National Czech & Slovak Museum & Library

Source

NCSML Archive

Transcription

Obstacles to Emigrate

“My mother had to sell the house and then my father – since the divorce was pretty nasty – he didn’t want to sign papers, he needed to sign papers for me to leave Slovakia. So he actually didn’t sign the papers; I traveled to Austria and I traveled under an assumed name. Relatives lived in Bratislava, and they had already emigrated. Part of the family emigrated to Canada when, after ’68, the Canadians were taking a lot of Slovaks and Czechs. So part of the family was already in Canada, and they were related to my mother, so I guess they got the idea [for me] to assume one of their names, and we lived with them for about two weeks until I got my story straight.

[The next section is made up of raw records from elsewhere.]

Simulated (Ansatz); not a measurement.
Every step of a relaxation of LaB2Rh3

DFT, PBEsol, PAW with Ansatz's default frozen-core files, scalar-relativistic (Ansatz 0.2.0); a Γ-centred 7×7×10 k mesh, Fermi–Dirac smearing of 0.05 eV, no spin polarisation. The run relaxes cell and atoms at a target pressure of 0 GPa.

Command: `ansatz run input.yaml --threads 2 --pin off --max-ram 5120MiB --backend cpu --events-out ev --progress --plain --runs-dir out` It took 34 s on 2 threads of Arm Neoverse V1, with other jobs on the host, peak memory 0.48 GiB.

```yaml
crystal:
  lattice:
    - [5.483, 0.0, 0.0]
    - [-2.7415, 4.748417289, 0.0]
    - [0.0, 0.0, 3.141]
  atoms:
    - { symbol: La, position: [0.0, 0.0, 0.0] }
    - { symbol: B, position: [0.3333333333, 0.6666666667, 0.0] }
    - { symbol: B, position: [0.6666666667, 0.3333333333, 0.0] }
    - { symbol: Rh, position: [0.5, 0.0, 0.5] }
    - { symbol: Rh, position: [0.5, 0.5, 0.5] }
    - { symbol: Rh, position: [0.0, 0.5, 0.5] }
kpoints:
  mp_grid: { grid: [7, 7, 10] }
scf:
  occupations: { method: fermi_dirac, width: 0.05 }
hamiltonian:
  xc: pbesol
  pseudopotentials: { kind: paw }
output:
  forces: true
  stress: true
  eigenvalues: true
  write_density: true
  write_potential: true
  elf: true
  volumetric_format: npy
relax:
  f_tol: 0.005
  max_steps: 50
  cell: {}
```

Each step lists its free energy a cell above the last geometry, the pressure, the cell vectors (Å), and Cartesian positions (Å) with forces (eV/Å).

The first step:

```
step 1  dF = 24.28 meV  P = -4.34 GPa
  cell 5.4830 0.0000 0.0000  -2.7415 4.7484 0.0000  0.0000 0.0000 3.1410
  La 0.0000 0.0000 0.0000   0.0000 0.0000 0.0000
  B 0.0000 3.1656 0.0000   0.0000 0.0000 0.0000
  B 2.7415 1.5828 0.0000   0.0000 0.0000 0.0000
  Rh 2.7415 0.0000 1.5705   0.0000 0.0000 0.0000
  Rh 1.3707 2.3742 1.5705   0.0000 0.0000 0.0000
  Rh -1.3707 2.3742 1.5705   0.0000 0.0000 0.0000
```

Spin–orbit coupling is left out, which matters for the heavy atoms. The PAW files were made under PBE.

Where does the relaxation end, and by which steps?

And how did this make your move easier?

“Well, I don’t think it made it easier; it made it possible to travel with my mother. She traveled under her name and I traveled with my aunt.”

Assimilation

“You do because you need to survive. You need to be able to talk to people, and if you just speak Slovak all the time, they don’t speak Slovak in the store or Czech or Russian – now they speak Spanish – so you have to assimilate. You assimilate language-wise, but cultural-wise, that comes with the system. As you live there, you start doing what other people are doing. For my mother, she had to assimilate to the system once she bought a house, you have to cut the lawn, you have to take care of the shrubs and all that stuff. That was part of life, and with the same saying, ‘If you go Rome, you do as Romans do,’ and ‘If you go to Greece, you do as Greeks do.’ You left that life in Slovakia, and you’re surrounded by English speaking people. You still have the cultural things and you still get together with Slovaks in different organizations, but at the same time you have to live life and you have to work and make a living so you have to assimilate.”

U.S. Army

“[We were] trying to discern – let’s say they served in the military – once we learned they served in the military, then we pursued that angle. They were already refugees at that point. If they were able to provide us with valuable information, then we could help them with getting their German visa or permit to stay in Germany, or wherever they wanted to go. If they came to us and they wanted to go to the United States, then we would debrief them and find out, and if we could help them, of course we would help them. We really weren’t interested in how they lived. What we were interested in was if they worked for the police, then we wanted to know how the police operated. If they were in the military, which most of them were, which units they served in and how did that operate. Where were the training sites and stuff like that.”

Slovak Language

“I’m not forgetting the language, but I haven’t been there to be able to develop the language, to grow the language. Language grows and it develops. I owned a translation service for awhile, but I had to look through dictionaries all the time because I haven’t been there to develop the vocabulary. I left as a 13-year old and because I speak basic Slovak, so to speak, I can’t translate. Some people can translate, they look at it and write it down and it’s done. So it’s not a realistic goal for me to have a translation service.”

Identity

“My life in Slovakia was relatively short, so I’m more culturally developed American-wise than Slovak-wise at this point. For me, I maintain my roots so to speak by listening to Slovenské ľudové piesne [Slovak folk songs]. Now I have sons that I have dancing [with the Slovak dance troupe Lucina], so I associate with that. I was in Bratislava-Cleveland Sister Cities, but I’m an American now. I’m more American than I’m Slovak at this point.”